Question

Seema’s uncle was advised by his doctor to have an MRI(Magnetic Resonance Imaging) scan of his brain. Her uncle felt it to be expensive and wanted to postpone it.
When Seema learnt about this, she took the help of her family and also approached the doctor, who also offered a substantial discount. She then convinced her uncle to undergo the test to enable the doctor to know the condition of his brain . The information thus obtained greatly helped the doctor to treat him properly. Based on the above paragraph, answer the question.
Assuming that MRI test was performed using a magnetic field of 0.1T , find the minimum and maximum values of the force that the magnetic field could exert on a proton moving with a speed of ${10^4}m/s$.Given charge of proton=$1.6 \times {10^{ - 19}}C$

Answer 1

Hint: The paragraph given above has no purpose except making the question longer, to solve this question you need to apply the concept of magnetic force on a moving charge (which is proton in this case) on a given magnetic force.

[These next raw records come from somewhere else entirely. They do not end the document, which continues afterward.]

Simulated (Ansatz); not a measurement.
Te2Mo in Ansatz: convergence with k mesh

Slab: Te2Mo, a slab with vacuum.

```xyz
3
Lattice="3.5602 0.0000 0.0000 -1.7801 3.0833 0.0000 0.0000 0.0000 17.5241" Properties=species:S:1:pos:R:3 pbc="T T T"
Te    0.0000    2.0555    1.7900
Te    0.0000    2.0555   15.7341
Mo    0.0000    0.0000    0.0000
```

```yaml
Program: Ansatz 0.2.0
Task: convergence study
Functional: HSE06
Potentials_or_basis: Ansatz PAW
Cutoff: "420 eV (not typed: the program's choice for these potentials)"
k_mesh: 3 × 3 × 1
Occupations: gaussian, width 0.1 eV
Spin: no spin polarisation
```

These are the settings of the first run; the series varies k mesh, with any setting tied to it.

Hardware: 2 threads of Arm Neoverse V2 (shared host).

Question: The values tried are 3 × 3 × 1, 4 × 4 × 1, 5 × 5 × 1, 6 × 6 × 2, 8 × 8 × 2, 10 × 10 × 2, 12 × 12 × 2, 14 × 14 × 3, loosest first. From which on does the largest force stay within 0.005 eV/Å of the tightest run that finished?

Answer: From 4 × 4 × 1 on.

Complete step by step solution:
Here magnetic field, charge on the particle and speed of the particle is given
i.e; magnetic field $B = 0.1T$,
charge on particle $q = 1.6 \times {10^{ - 19}}$ and
speed of the particle $v = {10^4}m/s$
we know that force on a moving charged particle in a magnetic field is cross product of speed and magnetic field multiplied by charge,
i.e; $F = q(v \times B)$
$ \Rightarrow F = qvB\sin \theta $

As we can see when the value of $\sin \theta $ is maximum then force will be maximum and when value of sin$\theta $is minimum then force will be minimum.
So force will be maximum when $\sin \theta = 1$or $\theta = 90$and
Force will be minimum when $\sin \theta = 0$or $\theta = 0$
Therefore, maximum and minimum force will be
${F_{{\rm{maximum}}}} = qvB \times 1 \\
\Rightarrow{F_{{\rm{maximum}}}} = 1.6 \times {10^{ - 19}} \times {10^4} \times 0.1 \\
\Rightarrow{F_{{\rm{maximum}}}} = 1.6 \times {10^{ - 16}}\,N$
This will be the case when the proton moves perpendicular to the direction of the magnetic field.
${F_{{\rm{minimum}}}} = qvB \times 0\\
\therefore{F_{{\rm{minimum}}}} = 0\,N$
This will be the case when the proton moves parallel or antiparallel to the direction of the magnetic field.

Additional information:
A magnetic field is a vector field that determines the magnetic effect on electrical charges, electrical currents, and magnetised objects that pass. A force perpendicular to its own velocity and to the magnetic field is encountered by a charge travelling in a magnetic field.

Note:$F = q(v \times B)$, where $\theta $ is the angle between the directions of $v$ and $B$. This is the Lorentz force. In truth, in terms of the force on a charged particle travelling in a magnetic field, this is how we describe the magnetic field strength $B$.